President Donald Trump announced his budget proposal Monday for fiscal year 2020, including a nearly 7% increase for the U.S. Department of Housing and Urban Development's 2019 budget proposal.
But this proposal is actually a decrease from 2019’s enacted budget. While the funding is an increase from Trump’s requested budget for 2019, it is down a whole $8.6 billion, or 16.4%, from 2019's enacted budget.
The Trump administration requested $44.1 billion for HUD, saying the funds would be used to prevent and end homelessness, invest funding to reduce lead and other home health and safety hazards and preserve the rental assistance to HUD-assisted households.
This is up 6.9% from the administration’s 2019 request of $41.24 billion. While the administration continues to increase its request for HUD’s budget each year, last year’s budget request was up 1% from 2018, Trump began his administration by slashing the department’s budget by 13.2%, or $6.2 billion.
HUD explained the president’s budget is a commitment to fiscal restraint, and targets lower value HUD programs for elimination or reduction.
“This Budget advances our key priorities, including empowering HUD-assisted families to achieve self-sufficiency,” HUD Secretary Ben Carson said. “For generations, the idea of the federal government providing housing assistance meant only one thing—helping to pay the rent so families can have a roof over their heads.”
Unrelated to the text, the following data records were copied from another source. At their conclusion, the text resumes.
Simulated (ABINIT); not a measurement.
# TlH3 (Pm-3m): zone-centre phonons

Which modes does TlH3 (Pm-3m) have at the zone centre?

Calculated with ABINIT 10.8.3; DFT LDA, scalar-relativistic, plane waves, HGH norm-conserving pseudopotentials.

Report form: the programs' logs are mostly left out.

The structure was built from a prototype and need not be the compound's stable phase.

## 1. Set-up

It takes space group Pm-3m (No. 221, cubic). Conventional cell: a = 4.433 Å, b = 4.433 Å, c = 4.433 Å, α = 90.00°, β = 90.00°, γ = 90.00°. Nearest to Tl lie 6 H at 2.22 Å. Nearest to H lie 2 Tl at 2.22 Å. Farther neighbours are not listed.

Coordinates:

“But we must also think about how we can help families to access financial programs, educational opportunities and higher paying jobs,” Carson said. “In short, we must think beyond investing in bricks and mortar, and think about investing in people.”
Some of the programs HUD’s proposed 2020 budget supports include:
Ending homelessness: The budget calls for $2.6 billion to support local housing and service programs that assist those living in shelters and on the streets. This funding request is up $215 million, or 9%, from the 2019 budget request.
Promoting health: The administration asked for $290 million to put toward HUD’s Office of Lead Hazard Control and Healthy Homes. It is double the funding Trump requested in 2019, and seeks to protect families from potentially dangerous lead-based paint or other safety hazards.
Rent assistance: The budget request includes $22.2 billion for the department’s Housing Choice Voucher Program, which will allow local Public Housing Authorities to maintain support of about 2.2 million families. It represents a 7.6% increase from the 2019 budget request. It also includes $12 billion to renew renal subsidies to privately owned multifamily housing developments through the project-based Rental Assistance Program, an $874 million increase from the last budget request.
Elderly and disabled: The budget requests $644 million for its Housing for the Elderly program and $157 million for its Housing for Persons with Disabilities program. This represents increases of $43 million and $17 million, respectively.
But the budget also works toward reform in its multifamily sector. HUD claims its rental assistance programs create disincentives to employment and impose large administrative burdens for Public Housing Authorities, private owners and tenants.
Back in April 2018, HUD proposed to reform its rental assistance programs through the Making Affordable Housing Work Act, which it submitted to Congress. Now, this new budget incorporates those reforms.
These reforms include increased tenant rent contributions for those able to work, not including elderly/disabled households, reduced frequency of income re-certifications and additional flexibilities for public housing authorities and property owners to develop alternative rent structures. In addition, the budget proposes uniform work for work-able households, while exempting the elderly, the disabled, those caring for a disabled family member or small child and pregnant women.
The budget asks for $62.3 million to support its fair housing initiative, unchanged from its request for 2019.
But despite these increases, the budget did cut some programs HUD described as “lower value.” And again, these increased are from the proposed levels for 2019, and some housing groups are not on board.
“President Donald Trump’s fiscal year 2020 budget request – released today – proposes to drastically cut housing benefits that help millions of low-income seniors, people with disabilities, families with children, veterans and other vulnerable people afford their homes,” said Diane Yentel, National Low Income Housing Coalition president and CEO.
“Like his other budget requests in FY18 and FY19, the proposal would reduce housing benefits for the lowest-income people by slashing federal investments in affordable homes, increasing rents and imposing harmful work requirements on America’s struggling families,” Yentel said. “If enacted, it could leave even more low-income people without stable homes, undermining family stability, increasing evictions, and, in worst cases, leading to more homelessness.”